What was urban slavery?
When most people think of slavery, they think of large rural plantations, however 10-20% of all enslaved people labored in cities like Richmond, in every part of the economy, according to Leslie Harris of Emory University. They worked as domestics in homes, taverns and hotels and were hired out as industrial workers; they toiled in shipyards loading and unloading goods onto ships and traveled back and forth between rural and urban areas transporting goods. They worked in brickmaking factories. The local government used enslaved laborers to repair roads and city buildings.
“Through their forced labor, enslaved African Americans played a major role in shaping the physical appearance and moral structure of Richmond long before it was incorporated as a city in 1782,” write Selden Richardson and Maurice Duke ,“[They] furnished much of the unskilled labor that dug Richmond’s canals, constructed buildings and manned the growing number of heavy industries clustered along the banks of the James River.” Built by Blacks: African-American Architecture and Neighborhoods in Richmond.
According to Midori Takagi, many of the enslaved were highly skilled, “Richmond slaves were not ordinary field hands, but craftsmen, iron-makers, blacksmiths, tailors, and tobacco processors… Slave labor made tobacco manufacturing a multimillion ¬dollar industry by 1860 and greatly contributed to the growth of a range of other industries.” Rearing Wolves to Our Own Destruction: Slavery in Richmond, Virginia, 1782-1865.
In urban environments, the rhythm of work was not controlled by the agricultural calendar. For instance, at the shipyards, they worked when the ships came in and when they needed loading. In the household, the work was constant and always under the owner’s beck and call: marketing, fetching water, cooking, cleaning, doing laundry, maintaining fires, hauling wood shoveling coal, sweeping hearths, and caring for children. This is this work that enslaved women like Judy did.
There was a lot more geographic mobility among blacks in urban communities. They could move around more freely, though they still needed a pass and permission to go where they were going. Many people enslaved in cities lived in separate areas from their owners, explained Daina Ramey Berry of the University of Texas at. Austin in an American History TV interview. On larger plantations, the enslaved lived in “quarters.” Richmond had a tenement community where enslaved and free blacks lived together near Shockoe Bottom.
Generally, there was more mixing between free blacks, enslaved blacks, and free white peoples in urban areas. “They’re working side by side, so enslaved people are hearing about things about the anti-slavery movement, they’re learning about the Nat Turner rebellion, they have people maybe near them who are literate who might read them pamphlets or things. They’re interacting with people that have traveled all over the world, some of them have come from different places… so that does have that an influence on their attitude, and particularly those who have been transported back to a rural plantation, they’re bringing all of that knowledge with them,” explained Berry.

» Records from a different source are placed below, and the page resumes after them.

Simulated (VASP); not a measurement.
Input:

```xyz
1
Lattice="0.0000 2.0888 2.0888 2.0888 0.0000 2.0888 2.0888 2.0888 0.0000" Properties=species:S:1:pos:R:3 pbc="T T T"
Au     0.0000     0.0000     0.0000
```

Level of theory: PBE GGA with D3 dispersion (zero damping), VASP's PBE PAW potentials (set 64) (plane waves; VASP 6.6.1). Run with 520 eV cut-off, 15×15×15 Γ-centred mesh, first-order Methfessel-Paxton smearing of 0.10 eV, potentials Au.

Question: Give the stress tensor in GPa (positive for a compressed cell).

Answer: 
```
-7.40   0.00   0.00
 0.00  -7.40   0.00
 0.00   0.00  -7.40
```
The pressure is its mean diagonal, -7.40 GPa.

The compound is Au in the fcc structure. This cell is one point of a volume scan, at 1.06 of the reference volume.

With the advent of the Civil War, people in bondage responded in a variety of ways in Richmond as elsewhere in the south. Some were forced to support the Confederacy, working on farms and in factories and households. Some took advantage of the war to gain some autonomy for their families. Thousands escaped to the Union army’s lines, forcing the United States to develop a uniform policy regarding emancipation. In Richmond, near war’s end, some like Judy, who watched from the “high porch” of the Adams-Taylor house on Richmond Hill, were amazed to see the Union troops march into the city and force surrender.